Telescope images light exoplanet candidate

The object is in orbit around a star, and its brightness indicates that it has a predicted mass of only four to five times that of Jupiter.
By | Published: June 3, 2013 | Last updated on May 18, 2023
VLT image of exoplanet HD 95086b
This image from ESO’s Very Large Telescope (VLT) shows the newly discovered planet HD95086 b, next to its parent star. The observations were made using NACO, the adaptative optics instrument for the VLT in infrared light, and using a technique called differential imaging, which improves the contrast between the planet and its dazzling host star. The star itself has been removed from the picture during processing to enhance the view of the faint exoplanet and its position is marked. The exoplanet appears at the lower left. The blue circle is the size of the orbit of Neptune in the Solar System. // ESO/J. Rameau
A team of astronomers using the European Southern Observatory’s (ESO) Very Large Telescope (VLT) has imaged a faint object moving near a bright star. With an estimated mass of four to five times that of Jupiter, it would be the least massive planet to be directly observed outside the solar system. The discovery is an important contribution to our understanding of the formation and evolution of planetary systems.

Although nearly a thousand exoplanets have been detected indirectly — most using the radial velocity or transit methods — and many more candidates await confirmation, only a dozen exoplanets have been directly imaged. Nine years after ESO’s VLT captured the first image of an exoplanet, the planetary companion to the brown dwarf 2M1207, the same team has caught on camera what is probably the lightest of these objects so far.

“Direct imaging of planets is an extremely challenging technique that requires the most advanced instruments, whether ground-based or in space,” said Julien Rameau from the Institute of Planetology and Astrophysics in Grenoble, France. “Only a few planets have been directly observed so far, making every single discovery an important milestone on the road to understanding giant planets and how they form.”

In the new observations, the likely planet appears as a faint but clear dot close to the star HD 95086. A later observation also showed that it was slowly moving along with the star across the sky. This suggests that the object, which has been designated HD 95086 b, is in orbit around the star. Its brightness also indicates that it has a predicted mass of only four to five times that of Jupiter.

The team used NACO, the adaptive-optics instrument mounted on one of the 8.2-meter unit telescopes of ESO’s VLT. This instrument allows astronomers to remove most of the blurring effects of the atmosphere and obtain sharp images. The observations were made using infrared light and a technique called differential imaging, which improves the contrast between the planet and dazzling host star.

The newly discovered planet orbits the young star HD 95086 at a distance of around 56 times the distance from Earth to the Sun, or twice the Sun-Neptune distance. The star itself is a little more massive than the Sun and is surrounded by a debris disk. These properties allowed astronomers to identify it as an ideal candidate to harbor massive young planets. The whole system lies some 300 light-years away from us.
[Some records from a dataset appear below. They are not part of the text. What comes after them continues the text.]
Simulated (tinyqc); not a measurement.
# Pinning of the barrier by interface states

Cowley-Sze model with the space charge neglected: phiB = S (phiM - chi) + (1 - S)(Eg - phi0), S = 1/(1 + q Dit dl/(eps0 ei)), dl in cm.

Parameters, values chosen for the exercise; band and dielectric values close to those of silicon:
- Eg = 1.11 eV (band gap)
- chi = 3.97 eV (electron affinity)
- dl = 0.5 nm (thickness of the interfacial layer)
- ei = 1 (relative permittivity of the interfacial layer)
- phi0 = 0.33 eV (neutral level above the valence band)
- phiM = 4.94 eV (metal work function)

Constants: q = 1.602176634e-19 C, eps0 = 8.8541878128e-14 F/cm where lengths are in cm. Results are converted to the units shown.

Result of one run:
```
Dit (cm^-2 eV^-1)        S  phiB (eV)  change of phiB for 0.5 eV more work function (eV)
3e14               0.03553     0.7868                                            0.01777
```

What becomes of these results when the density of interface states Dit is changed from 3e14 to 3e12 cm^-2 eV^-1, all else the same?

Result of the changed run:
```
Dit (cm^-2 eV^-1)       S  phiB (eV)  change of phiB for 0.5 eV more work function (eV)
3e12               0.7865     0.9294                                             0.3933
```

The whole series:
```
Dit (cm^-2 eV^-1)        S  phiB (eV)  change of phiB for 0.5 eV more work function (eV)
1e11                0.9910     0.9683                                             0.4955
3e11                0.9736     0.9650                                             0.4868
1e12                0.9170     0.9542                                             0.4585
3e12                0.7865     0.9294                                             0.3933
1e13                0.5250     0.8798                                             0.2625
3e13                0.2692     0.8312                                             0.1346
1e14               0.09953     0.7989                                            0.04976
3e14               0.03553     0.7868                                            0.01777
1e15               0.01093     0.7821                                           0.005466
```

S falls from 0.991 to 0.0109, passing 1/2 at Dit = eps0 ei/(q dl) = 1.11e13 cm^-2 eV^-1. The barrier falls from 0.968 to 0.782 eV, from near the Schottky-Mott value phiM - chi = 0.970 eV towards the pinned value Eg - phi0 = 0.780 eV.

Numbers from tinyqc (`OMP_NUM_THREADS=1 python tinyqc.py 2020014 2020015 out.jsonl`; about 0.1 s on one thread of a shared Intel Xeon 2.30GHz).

The youth of this star, just 10 to 17 million years old, leads astronomers to believe that this new planet probably formed within the gaseous and dusty disk that surrounds the star. “Its current location raises questions about its formation process,” said Anne-Marie Lagrange, also from the Institute of Planetology and Astrophysics. “It either grew by assembling the rocks that form the solid core and then slowly accumulated gas from the environment to form the heavy atmosphere or started forming from a gaseous clump that arose from gravitational instabilities in the disk. Interactions between the planet and the disk itself or with other planets may have also moved the planet from where it was born.”

“The brightness of the star gives HD 95086 b an estimated surface temperature of about 700° Celsius [1300° Fahrenheit],” said Gaël Chauvin, also from the Institute of Planetology and Astrophysics. “This is cool enough for water vapor and possibly methane to exist in its atmosphere. It will be a great object to study with the forthcoming SPHERE instrument on the VLT. Maybe it can also reveal inner planets in the system — if they exist.”